Dr. Robert A. Pastor

Director
Center for North American Studies
American University

 

bio

Dr. Robert A. Pastor is director of the Center for North American Studies (CNAS), Vice President of International Affairs and Professor of International Relations at American University (AU) in Washington, D.C. Dr. Pastor is responsible for providing direction for AU's expanding international programs and activities, including the establishment of ABTI-American University of Nigeria. In addition, he directs the Centers for Democracy and Election Management (CDEM) and for North American Studies (CNAS), drawing together teaching, research and service on key global themes for the 21st century: democracy and integration. The Center for North American Studies educates and conducts research about Canada, Mexico, and the United States with the aim of understanding and building a North American Community.

Dr. Pastor has combined a career of scholarship, teaching and public policy in government and in non-governmental organizations. From 1985 until coming to AU in 2002, Dr. Pastor was rofessor of political science at Emory University and fellow and founding director of the Carter Center's Latin American and Caribbean Program and the Democracy Project, where he developed the center’s election-monitoring efforts. At the Carter Center, he founded and served as the executive secretary of the Council of Freely-Elected Heads of Government, a group of 32 leaders of the Americas, chaired by former U.S. President Jimmy Carter. He was the director of Latin American and Caribbean affairs on the National Security Council from 1977-81, was nominated by President Clinton to be ambassador to Panama in 1993 and was the senior advisor to the Carter-Nunn-Powell mission to Haiti that negotiated a peaceful restoration of constitutional government in 1994.
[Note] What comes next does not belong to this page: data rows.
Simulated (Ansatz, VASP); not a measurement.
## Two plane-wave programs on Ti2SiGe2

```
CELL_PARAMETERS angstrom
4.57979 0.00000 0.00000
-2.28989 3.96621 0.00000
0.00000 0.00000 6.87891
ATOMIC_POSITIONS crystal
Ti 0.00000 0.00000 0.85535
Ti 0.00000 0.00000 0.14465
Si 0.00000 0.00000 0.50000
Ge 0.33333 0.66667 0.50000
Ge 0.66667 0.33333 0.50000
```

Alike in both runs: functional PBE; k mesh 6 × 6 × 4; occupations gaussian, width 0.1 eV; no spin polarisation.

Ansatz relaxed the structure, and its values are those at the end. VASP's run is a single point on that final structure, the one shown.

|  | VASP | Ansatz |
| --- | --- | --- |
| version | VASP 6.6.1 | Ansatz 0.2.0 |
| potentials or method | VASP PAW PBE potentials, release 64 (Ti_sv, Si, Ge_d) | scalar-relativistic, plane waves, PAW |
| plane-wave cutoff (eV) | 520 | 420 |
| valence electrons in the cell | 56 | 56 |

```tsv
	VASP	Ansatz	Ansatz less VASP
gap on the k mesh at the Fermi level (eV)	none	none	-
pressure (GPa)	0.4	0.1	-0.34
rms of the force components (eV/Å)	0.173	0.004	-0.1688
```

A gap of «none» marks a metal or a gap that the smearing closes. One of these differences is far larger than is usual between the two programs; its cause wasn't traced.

Dr. Pastor received his doctorate in political science from Harvard University and a Master in Public Administration from the John F. Kennedy School of Government. A Phi Beta Kappa graduate of Lafayette College, he served as a Peace Corps Volunteer in Malaysia and in 1995 received the Sargent Shriver Humanitarian Service Award, the highest award for a returned Peace Corps volunteer. While at the National Security Council, he created the Humphrey Fellowship Program. He was a Fulbright Professor at El Colegio de Mexico and the Ralph Straus Visiting Professor at Harvard University. Dr. Pastor is the author or editor of sixteen books, including Toward a North American Community; Exiting the Whirlpool: U.S. Foreign Policy toward Latin America; and A Century’s Journey: How the Great Powers Shape the World.